Can you give an example?
One comes from advances in what’s called self-supervised learning. The first computer vision models were functions; they’d take an input and give an output. You take an image and you tell the computer which of a thousand categories it’s in. It requires labeling, which is a big hurdle. But a few years ago, people figured out that computers could learn from images without needing to know those labels at all.
It's actually really simple. The basic idea is that rather than trying to learn different categories, like dogs and cats and shoes, the computer just learns to distinguish everything it sees. It doesn’t need to know the categories. It just needs to know that this is a picture of something and it’s different from other things.

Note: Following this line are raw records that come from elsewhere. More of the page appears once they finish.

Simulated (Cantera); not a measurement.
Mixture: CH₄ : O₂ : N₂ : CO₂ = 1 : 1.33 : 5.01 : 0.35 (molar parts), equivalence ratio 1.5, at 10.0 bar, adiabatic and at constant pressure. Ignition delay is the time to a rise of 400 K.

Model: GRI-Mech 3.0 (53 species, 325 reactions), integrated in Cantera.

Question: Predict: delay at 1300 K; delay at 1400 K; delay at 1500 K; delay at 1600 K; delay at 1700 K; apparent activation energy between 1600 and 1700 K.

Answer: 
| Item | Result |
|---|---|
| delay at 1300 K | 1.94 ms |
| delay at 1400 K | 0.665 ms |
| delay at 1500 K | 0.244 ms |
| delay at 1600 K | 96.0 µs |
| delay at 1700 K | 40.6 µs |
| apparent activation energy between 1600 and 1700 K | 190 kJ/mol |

What’s magic about this, it turns out, is that pictures of cheetahs, for example, all end up kind of near each other in the computer’s mind, and pictures of dogs end up near each other, and shoes end up near each other, without the models ever needing to know about cheetahs or dogs or shoes, or even that they’re categories at all.
The similarity structure of the world makes its way through the network, so that you get this meaningful clustering of things without even needing to know that there are things at all.
OK, but say you wanted the model to tell you if something is a cheetah. Would you then show it a cheetah and say, here’s a cheetah, and it could connect it to all the cheetahs it had already seen?
Yes, exactly. Now it’s an indexing problem, it’s a little lightweight operation to teach the computer the word “cheetah.” If you want it to learn a new category, you just plug it in. That was a big discovery. It meant that we now have systems that can pick up on the structure of the world and map it in a useful way without needing to label all the data.
The parallels we see with human brains in these self-supervised models are just as strong as in the previous category-
There’s been a lot of debate about the innate structure of the mind. Some argue we start out pre-wired to recognize different categories, but others think that no, you can pick up the categories from the input. And these models are giving us new ways of articulating how you actually get off the ground learning: how much is built in, and how much can just emerge. We keep being delightedly surprised by how you can get so much rich structure from really simple learning rules. It just kind of naturally emerges.
I’m reminded of my one-year-old daughter, who seems to soak up knowledge like a sponge.
In the past couple of years, people have wanted to know what you can learn from the eyes of a baby. So researchers have been making these datasets by putting a little camera on a baby’s head and collecting video of what the babies see and audio of the words they hear. As an example, Brenden Lake at NYU basically created a computer model that learned through the eyes and ears of his child. And the model learned good representations. It learned to categorize different objects from just really simple learning rules and visual and auditory input. Understanding what we need in order to learn and what the constraints are on learning is really fun as a scientific frontier.
How have these technologies opened up new possibilities for your research?
My work focuses on the late stages of visual representation, when we start to recognize things — when there are bits of brain with neurons that will fire strongly for pictures of faces, bodies, and words, but not for other categories of things. But there can’t be a neuron for every possible thing we could see. So how are other kinds of things represented across this swath of cortex that codes for objects? Some of my early work showed that object information is distinguished based on the size of objects. Through many empirical studies using fMRI, I mapped how different objects activate this cortex, and that led to some clear theoretical ideas, but we lacked rich computational models to see if those ideas were right.
Then came deep neural networks, a type of AI computer vision technology that learns from a rich variety of natural images to distinguish things from all other things. We immediately started doing the same scientific experiments we did on the human visual system, but this time on artificial visual systems.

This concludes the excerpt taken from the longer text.